LM: Often times people hear or read that "There is nothing to do, things are perfect as they are." But this can bring about an experience of hopelessness and despair, because people know they are suffering and "doing nothing" sounds irrelevant or counterproductive. There is a space in which there is nothing we need to do, that is alive, vibrant, conscious, and completely full, but to introduce this as a possibility when people simply can't hear it is stupid and even cruel.

Penny: It is certainly helpful if there is congruence between what we suggest as a possibility and someone's capacity to implement it. There is no point in suggesting that someone should do something that they can't do, since this can make them feel more inadequate.

LM: I agree. So can you work be learned?

Penny: Well, yes and no. It seems that we can become more familiar with an experience of our original, preconditioned mind. Generally, we can't just fall into that experience at will because fear and other emotions often arise in the face of uncertainty. You could say, we learn how to unlearn, or acquire skill in entering that state of not knowing, by realizing that there is nothing to know, and nothing not to know.

LM: Yes, your work does do that. It supports the experience of not-knowing, whereas nearly everything else supports our need to know.

Penny: A rich set of distinctions and sensitivities sit in the background of our work, even when we are in a shared space in which there is nothing to do, or understand. These distinctions are present as a transparent set of possibilities that guide our interactions with people in a way that continues to keep the space open. At the same time we experience that we aren't doing anything special at all.

JW: Yes. And in my experience so far, your work is unique. I don't know of anyone who is doing anything quite like this. Nothing as sophisticated anyway.

LM: Any fixed construction of reality will limit your capacity to be in that space of an infinitely textured openness. For example, believing that you have "something" to teach will distort that space.

Peter: In a sense nothing can distort the space, because the space doesn't exist. The space is the container for whatever thoughts, feelings and perceptions are arising within it. But yes, if we believe that we have something, or nothing to offer, we introduce an agenda into the space in the sense that we push it in the direction of being purposeful, or purposeless. Consequently, we check any tendency to get wired up, or even enthusiastic, thinking that we need to communicate something to someone. But nor do we sit around like stuffed zombies, thinking that we have nothing to say, or do. As you know, our work can shift quite quickly from being very animated to very serene.

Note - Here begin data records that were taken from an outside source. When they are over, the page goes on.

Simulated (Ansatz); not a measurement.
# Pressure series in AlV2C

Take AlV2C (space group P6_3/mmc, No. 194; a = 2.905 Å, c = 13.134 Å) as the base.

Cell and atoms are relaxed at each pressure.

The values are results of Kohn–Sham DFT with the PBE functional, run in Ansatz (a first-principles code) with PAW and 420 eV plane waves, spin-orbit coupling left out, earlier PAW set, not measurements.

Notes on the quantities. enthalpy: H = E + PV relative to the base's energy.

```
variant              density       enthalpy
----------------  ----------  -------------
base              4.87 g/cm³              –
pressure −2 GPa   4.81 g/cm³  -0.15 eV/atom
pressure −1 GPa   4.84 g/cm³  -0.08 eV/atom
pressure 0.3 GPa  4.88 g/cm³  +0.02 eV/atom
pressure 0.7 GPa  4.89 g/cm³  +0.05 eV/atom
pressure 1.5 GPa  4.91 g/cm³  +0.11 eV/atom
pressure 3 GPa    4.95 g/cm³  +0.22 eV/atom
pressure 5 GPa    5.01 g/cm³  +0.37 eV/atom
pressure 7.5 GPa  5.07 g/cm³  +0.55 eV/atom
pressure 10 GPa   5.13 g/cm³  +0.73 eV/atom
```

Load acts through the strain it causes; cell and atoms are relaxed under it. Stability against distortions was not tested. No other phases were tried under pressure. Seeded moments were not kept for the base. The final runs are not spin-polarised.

JW: Something I've noticed in working with you is that when I see that I am holding what I'm thinking to be true, a space opens up in which everything that is occurring-my body, my voice, other people's bodies and voices, and the space between us-is composed of the same emptiness. Can you say something about that. Should I deconstruct that?

Peter: Deconstruct what? You now are doing what you have just described. You are holding your interpretation about things occurring as an expression of the same fundamental emptiness, as being true, or at least meaningful. Your interpretation comes out of a residual energy to know that is happening. Some level of intellectual inquiry is still entering this space. And as you know, this can settle into an experience in which there is nothing that needs to be understood, because there is nothing to understand. Skill is needed in being able to recognize that state, to point it out, without stimulating any need to interpret it.

JW: It is easy to overlook it.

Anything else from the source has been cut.